Design and construction
Ponds and lakes
What makes a pond a lake? I think it has to do with boats. If you can put a boat on the water then it has to be a lake, doesn’t it?
I always wanted to design a pond with a summer house, a pontoon and a punt like one at Oxford, with cushions to lie back on. Last year, we started to dig out one like this up near Horsham. At first, it was to be constructed with a butyl liner. This was going to come in one piece from Sweden. It would have weighed a ton and cost thousands of pounds. After we dug out the pond, it rained. And rained. And rained.
The pond filled up with water, the water held and it’s still there now – a year later. Nature is wonderful. We have now made the decision that the pond will hold water and have started to plant it up. I had a meeting with the aquatic company this week and I enjoyed seeing the guys in dry suits wade into the middle of the pond to check all the depths. We will need thousands of plants to fill up all the marginal edge and bog area, and then water lilies for the pond itself so it’s a very exciting project. I expect we’ll all be getting very wet at some stage! At least we don’t need to worry about watering them all in.
There are so many plants to choose from, but I love Gunnera manicata (the giant spiky rhubarb plant, with leaves like massive umbrellas), and this will grow in the damp edges. There will be wild yellow iris and marsh marigolds – plus Rheum palmatum and Rodgersia – both large leaved plants with plumes of flowers in cream or pink.

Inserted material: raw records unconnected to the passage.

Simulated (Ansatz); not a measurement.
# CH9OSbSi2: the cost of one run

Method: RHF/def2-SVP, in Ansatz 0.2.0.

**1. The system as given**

The fish will come next and we will choose golden rudd as they will breed easily and they’re not so prone to attack by herons. If the pond is to be fished, you can add chubb and tench – but tench live at the bottom, where they feed, so they’re no good if you want to see them. Golden orfe are also lovely fish, but they’re brightly coloured so more prone to herons. Also, they’re slower to breed than the rudd. Carp are great for fishing, but they cloud all the water and don’t let it settle down – especially with a clay pond.
Finally, I need to find the right boat. Can you imagine, just lying back in a boat on cushions, a book in your hand and looking up at the clear blue sky above your head as you gently float around your own lake…
Plants
Plants names
This is a Crinodendron hookerianum. It’s a great shrub for acid soils and grows best in a sheltered part of the world – like Cornwall, or near the sea in Sussex. The red flowers hang down all over the plant and a large mature specimen is a splendid sight. It’s evergreen too, so is useful in the garden. Plants are often named after the person that ‘found’ them or bred them. Back in the Victorian era, there were lots of plant expeditions, sponsored by some of the big seed companies of the time, like Veitch and Bees Seeds. Intrepid plant hunters went off to China, Tibet and the Himalayas, among other places, and collected the plants they found growing in the wild there.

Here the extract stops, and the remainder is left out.